|
Lossless Audio Compression Lossless audio compression allows one to preserve an exact copy of
one's audio files, in contrast to the irreversible changes from lossy
compression techniques such as Vorbis and MP3.
Compression ratios are similar to those for generic lossless data
compression (around 50–60% of original size), and substantially less
than for lossy compression (which typically yield 5–20% of original
size). The primary use of lossless encoding are:
- Archives
- For archival purposes, one naturally wishes to maximize quality.
- Editing
- Editing lossily compressed data leads to digital generation loss, since the decoding and re-encoding introduce artifacts at each generation. Thus audio engineers use lossless compression.
- Audio quality
- Being lossless, these formats completely avoid compression artifacts. Audiophiles thus favor lossless compression.
A specific application is to store lossless copies of audio, and
then produce lossily compressed versions for a digital audio player. As
formats and encoders improve, one can produce updated lossily
compressed files from the lossless master.
As file storage and communications bandwidth have become less
expensive and more available, lossless audio compression has become
more popular.
Formats
Shorten was an early lossless format; newer ones include Free Lossless Audio Codec (FLAC), Apple's Apple Lossless, MPEG-4 ALS, Monkey's Audio, and TTA.
Some audio formats feature a combination of a lossy format and a
lossless correction; this allows stripping the correction to easily
obtain a lossy file. Such formats include MPEG-4 SLS (Scalable to Lossless), WavPack, and OptimFROG DualStream.

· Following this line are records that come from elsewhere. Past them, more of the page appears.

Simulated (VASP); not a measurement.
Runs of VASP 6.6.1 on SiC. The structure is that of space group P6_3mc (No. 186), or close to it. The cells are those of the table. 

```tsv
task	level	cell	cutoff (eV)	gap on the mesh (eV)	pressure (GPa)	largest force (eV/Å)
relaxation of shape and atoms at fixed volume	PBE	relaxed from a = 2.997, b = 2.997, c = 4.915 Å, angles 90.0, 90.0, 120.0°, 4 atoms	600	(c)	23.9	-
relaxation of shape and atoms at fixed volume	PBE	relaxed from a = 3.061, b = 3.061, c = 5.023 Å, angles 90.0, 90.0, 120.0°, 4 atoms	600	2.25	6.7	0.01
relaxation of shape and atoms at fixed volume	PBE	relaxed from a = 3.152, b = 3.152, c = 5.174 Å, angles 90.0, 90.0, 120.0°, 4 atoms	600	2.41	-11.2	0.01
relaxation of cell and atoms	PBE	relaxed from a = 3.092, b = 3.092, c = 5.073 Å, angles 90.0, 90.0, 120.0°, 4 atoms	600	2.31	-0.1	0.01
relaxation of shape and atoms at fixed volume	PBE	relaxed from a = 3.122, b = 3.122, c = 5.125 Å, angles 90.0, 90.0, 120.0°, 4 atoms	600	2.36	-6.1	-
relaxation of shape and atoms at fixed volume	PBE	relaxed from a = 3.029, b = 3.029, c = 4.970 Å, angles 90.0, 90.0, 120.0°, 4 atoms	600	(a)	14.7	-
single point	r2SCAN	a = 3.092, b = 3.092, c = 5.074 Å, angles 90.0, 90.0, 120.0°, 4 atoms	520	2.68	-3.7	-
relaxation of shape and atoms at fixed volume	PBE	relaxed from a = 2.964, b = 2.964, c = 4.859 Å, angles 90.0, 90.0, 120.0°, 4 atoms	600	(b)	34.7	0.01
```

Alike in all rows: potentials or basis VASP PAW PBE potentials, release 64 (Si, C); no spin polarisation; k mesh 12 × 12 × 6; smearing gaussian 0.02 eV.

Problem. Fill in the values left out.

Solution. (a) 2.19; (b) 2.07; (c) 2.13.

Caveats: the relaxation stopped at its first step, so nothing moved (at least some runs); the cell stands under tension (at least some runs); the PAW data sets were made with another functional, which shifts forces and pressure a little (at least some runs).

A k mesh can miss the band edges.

Some formats are associated with a technology, such as:
- Direct Stream Transfer, used in Super Audio CD
- Meridian Lossless Packing, used in DVD-Audio, Dolby TrueHD, Blu-ray and HD DVD
Difficulties in lossless compression of audio data
It is difficult to maintain all the data in an audio stream and
achieve substantial compression. First, the vast majority of sound
recordings are highly complex, recorded from the real world. As one of
the key methods of compression is to find patterns and repetition, more
chaotic data such as audio doesn't compress well. In a similar manner, photographs
compress less efficiently with lossless methods than simpler
computer-generated images do. But interestingly, even computer
generated sounds can contain very complicated waveforms
that present a challenge to many compression algorithms. This is due to
the nature of audio waveforms, which are generally difficult to
simplify without a (necessarily lossy) conversion to frequency
information, as performed by the human ear.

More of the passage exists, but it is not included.